The New Delhi summit unfolds against a backdrop of extraordinary geopolitical complexity. Washington has imposed punishing 50 percent tariffs on Indian goods – the highest levied on any nation – with half representing direct punishment for New Delhi’s continued purchases of discounted Russian oil. The Trump administration’s aggressive trade tactics have forced India into a precarious balancing act between its historic ties with Moscow and its expanding strategic relationship with Washington.
Yet Modi’s decision to personally greet Putin on the tarmac – breaking with standard diplomatic protocol – and host him for a private dinner sent an unmistakable message. As Kanti Bajpai, visiting professor at Ashoka University, observed, the red carpet treatment signals to both Washington and Beijing that India “has options” and maintains “diplomatic hedging” that provides “a bit more bargaining room”.
The summit’s agenda reflects the breadth of bilateral ambitions. Russia and India are targeting expansion of bilateral trade to $100 billion by 2030 from $68.7 billion in fiscal year 2025, though the current relationship remains heavily skewed in Moscow’s favour due to energy imports. Indian exports to Russia stood at a mere $4.88 billion against imports of $63.84 billion, creating urgent pressure for trade diversification.
The Putin-Modi talks cannot be divorced from BRICS’s broader trajectory. At the bloc’s July 2025 summit in Rio de Janeiro, members issued a declaration calling for “a fairer and more representative international order” and a “revitalised and reformed multilateral system”. This language, while diplomatically calibrated, reflects growing frustration among Global South nations with what they perceive as Western-centric governance structures.
The bloc was founded in 2009 on the premise that international institutions were overly dominated by Western powers and had ceased to serve developing countries. That founding critique has only intensified as BRICS has matured. The group’s New Development Bank now funds infrastructure projects in local currencies, positioning itself as an alternative to traditional Western-led financial institutions.

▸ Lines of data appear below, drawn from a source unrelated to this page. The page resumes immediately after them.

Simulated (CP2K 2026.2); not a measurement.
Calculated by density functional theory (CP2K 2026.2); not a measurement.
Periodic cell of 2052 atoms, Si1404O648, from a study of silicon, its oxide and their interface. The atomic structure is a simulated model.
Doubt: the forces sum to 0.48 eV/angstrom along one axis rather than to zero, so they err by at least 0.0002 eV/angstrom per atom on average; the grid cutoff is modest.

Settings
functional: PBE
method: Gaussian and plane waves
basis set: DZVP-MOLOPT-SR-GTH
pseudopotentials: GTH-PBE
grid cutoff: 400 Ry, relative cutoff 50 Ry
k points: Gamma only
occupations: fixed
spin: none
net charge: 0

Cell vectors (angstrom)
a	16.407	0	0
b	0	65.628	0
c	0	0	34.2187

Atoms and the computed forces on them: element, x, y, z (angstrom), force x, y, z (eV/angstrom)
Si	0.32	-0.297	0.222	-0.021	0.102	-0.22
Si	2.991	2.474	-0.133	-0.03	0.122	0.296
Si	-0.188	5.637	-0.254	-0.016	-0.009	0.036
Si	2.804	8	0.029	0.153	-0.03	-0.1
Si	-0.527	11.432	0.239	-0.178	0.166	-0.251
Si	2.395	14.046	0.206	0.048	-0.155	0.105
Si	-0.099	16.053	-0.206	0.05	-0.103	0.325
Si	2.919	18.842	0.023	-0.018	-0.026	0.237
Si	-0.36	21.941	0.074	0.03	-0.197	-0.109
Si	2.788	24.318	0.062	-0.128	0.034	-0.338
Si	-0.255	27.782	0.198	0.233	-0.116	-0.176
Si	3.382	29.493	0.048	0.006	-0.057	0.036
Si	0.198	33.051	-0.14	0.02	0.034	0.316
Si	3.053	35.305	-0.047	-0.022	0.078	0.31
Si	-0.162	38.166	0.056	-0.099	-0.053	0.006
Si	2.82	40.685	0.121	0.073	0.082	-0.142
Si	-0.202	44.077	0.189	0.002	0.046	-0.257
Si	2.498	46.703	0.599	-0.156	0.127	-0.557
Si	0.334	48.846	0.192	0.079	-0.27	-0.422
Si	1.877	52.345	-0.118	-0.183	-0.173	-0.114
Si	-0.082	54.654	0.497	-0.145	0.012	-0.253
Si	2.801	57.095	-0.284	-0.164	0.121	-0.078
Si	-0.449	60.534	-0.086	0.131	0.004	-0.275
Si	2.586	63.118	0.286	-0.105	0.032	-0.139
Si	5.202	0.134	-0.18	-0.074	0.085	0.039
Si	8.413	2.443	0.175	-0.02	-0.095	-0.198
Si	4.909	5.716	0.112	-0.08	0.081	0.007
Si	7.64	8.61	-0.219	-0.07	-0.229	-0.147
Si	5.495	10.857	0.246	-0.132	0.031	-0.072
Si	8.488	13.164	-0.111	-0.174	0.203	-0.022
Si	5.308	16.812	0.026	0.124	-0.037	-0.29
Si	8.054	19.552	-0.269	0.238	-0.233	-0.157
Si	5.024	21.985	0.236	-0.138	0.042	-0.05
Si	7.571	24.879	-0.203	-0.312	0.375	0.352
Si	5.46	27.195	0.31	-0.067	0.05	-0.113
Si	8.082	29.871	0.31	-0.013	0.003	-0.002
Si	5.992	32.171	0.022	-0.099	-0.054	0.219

Iran’s Supreme Leader explicitly framed BRICS membership as crucial for reducing dollar dependency, stating that member countries “must strive to eliminate the dollar in trade as much as possible”. This dedollarisation agenda, while aspirational and facing significant practical obstacles, represents a direct challenge to American financial hegemony.
India’s Strategic Tightrope
For India, the summit encapsulates the contradictions inherent in navigating today’s fractured geopolitical landscape. New Delhi is simultaneously negotiating a crucial trade deal with Washington while deepening its “special and privileged strategic partnership” with Moscow. India is pursuing a free trade agreement with the European Union while maintaining defence cooperation with Russia that has spanned decades.
During Friday’s formal talks at Hyderabad House, Modi emphasised India’s position on Ukraine, telling Putin: “India is not neutral – India has a position, and that position is for peace. We support every effort for peace, and we stand shoulder to shoulder with every initiative taken for peace.” The carefully worded statement reflects India’s refusal to condemn Russia’s invasion while maintaining rhetorical support for a peaceful resolution.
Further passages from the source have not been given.